When you are looking to hire skilled programmers, how do you know if the person you are interviewing indeed has the capabilities he or she is talking about? Well, just let them show you!
Over the years, I have been involved in interviews with job applicants quite a lot. In my experience, just talking, though important, will never help in determining whether the applicant actually possesses the skills at the required level. Therefore, I started doing a coding dojo with applicants that passed the first ‘just talking’ interview.
A Coding Dojo is a meeting where a bunch of coders get together to work on a programming challenge. They are there to have fun…¹
I usually ask up to three existing members of my team to participate in a coding dojo with the applicant. To make sure we enjoy the coding dojo as well, each time a different challenge is selected. During the coding dojo the applicant can show his/her programming skills, but it will also challenge the applicant in analytic thinking, teamwork, asking for help and explaining what is going on. This is great input to select the right person for the job!

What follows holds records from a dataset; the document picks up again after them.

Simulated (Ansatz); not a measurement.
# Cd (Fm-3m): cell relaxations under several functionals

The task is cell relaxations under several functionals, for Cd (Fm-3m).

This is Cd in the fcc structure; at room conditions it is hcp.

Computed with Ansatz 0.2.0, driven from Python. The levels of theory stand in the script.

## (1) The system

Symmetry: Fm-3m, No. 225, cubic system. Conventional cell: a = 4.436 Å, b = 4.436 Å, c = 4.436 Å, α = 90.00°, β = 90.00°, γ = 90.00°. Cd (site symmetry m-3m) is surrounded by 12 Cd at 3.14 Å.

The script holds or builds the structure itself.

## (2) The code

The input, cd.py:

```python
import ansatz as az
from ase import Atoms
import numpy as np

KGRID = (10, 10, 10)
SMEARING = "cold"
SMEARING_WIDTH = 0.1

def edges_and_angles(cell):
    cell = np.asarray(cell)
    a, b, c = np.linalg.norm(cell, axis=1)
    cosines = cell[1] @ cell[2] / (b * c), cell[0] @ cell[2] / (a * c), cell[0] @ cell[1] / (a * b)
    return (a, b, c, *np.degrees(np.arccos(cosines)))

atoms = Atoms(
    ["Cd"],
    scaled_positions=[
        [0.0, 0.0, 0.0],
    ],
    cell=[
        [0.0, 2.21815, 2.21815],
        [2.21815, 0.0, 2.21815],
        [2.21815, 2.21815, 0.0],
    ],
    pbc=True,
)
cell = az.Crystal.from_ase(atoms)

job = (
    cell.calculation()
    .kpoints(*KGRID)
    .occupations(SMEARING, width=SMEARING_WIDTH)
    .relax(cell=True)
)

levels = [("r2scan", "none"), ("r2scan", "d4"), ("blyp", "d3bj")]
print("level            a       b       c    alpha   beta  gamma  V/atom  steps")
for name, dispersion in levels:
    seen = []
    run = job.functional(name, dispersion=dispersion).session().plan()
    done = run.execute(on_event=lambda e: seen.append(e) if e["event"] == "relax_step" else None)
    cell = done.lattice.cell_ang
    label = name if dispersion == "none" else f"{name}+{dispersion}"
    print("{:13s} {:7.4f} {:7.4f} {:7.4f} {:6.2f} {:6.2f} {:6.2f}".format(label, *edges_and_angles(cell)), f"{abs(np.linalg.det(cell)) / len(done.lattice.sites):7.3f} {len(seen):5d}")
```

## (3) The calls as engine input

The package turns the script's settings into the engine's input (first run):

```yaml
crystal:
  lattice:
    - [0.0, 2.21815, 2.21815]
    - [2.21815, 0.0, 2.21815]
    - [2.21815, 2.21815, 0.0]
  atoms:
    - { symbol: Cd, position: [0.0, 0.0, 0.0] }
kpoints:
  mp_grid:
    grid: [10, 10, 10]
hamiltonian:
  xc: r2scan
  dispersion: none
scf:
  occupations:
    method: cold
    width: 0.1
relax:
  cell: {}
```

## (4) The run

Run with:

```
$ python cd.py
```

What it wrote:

One of the coding dojos I enjoyed most is not necessarily a real programming challenge. However, it appeared to be a challenge for sure and will certainly appeal to developers who also like escape rooms! The challenge consists of an escape room serviced as a RESTful API, hence the name restcaperoom. You can run it yourself using the instructions provided on its GitHub repository². By sending HTTP requests to the API, you discover the room you are in from the JSON response.
{
"enters": {
"link": "http://localhost:8080/rooms/aecrpncaxqjhvarisd",
"type": "room"
},
"i_am_a": "door",
"panel": [
{
"color": "green"
}
],
"self_link": "http://localhost:8080/doors/0000"
}
Picking-up items, solving puzzles and unlocking doors brings you to other rooms and hopefully to the exit. Having some knowledge about RESTful APIs might be helpful, but that could be picked-up during the coding dojo as well.
The fastest team I saw going in was able to find the door to outside just after an hour. Maybe you want to give it a try as well?
The room IDs are randomly generated every time you start the restcaperoom. If you are really desperate, you could add some logging to print them, or you could try to break the SHA256 encoded door keys. But be aware, I would consider that cheating!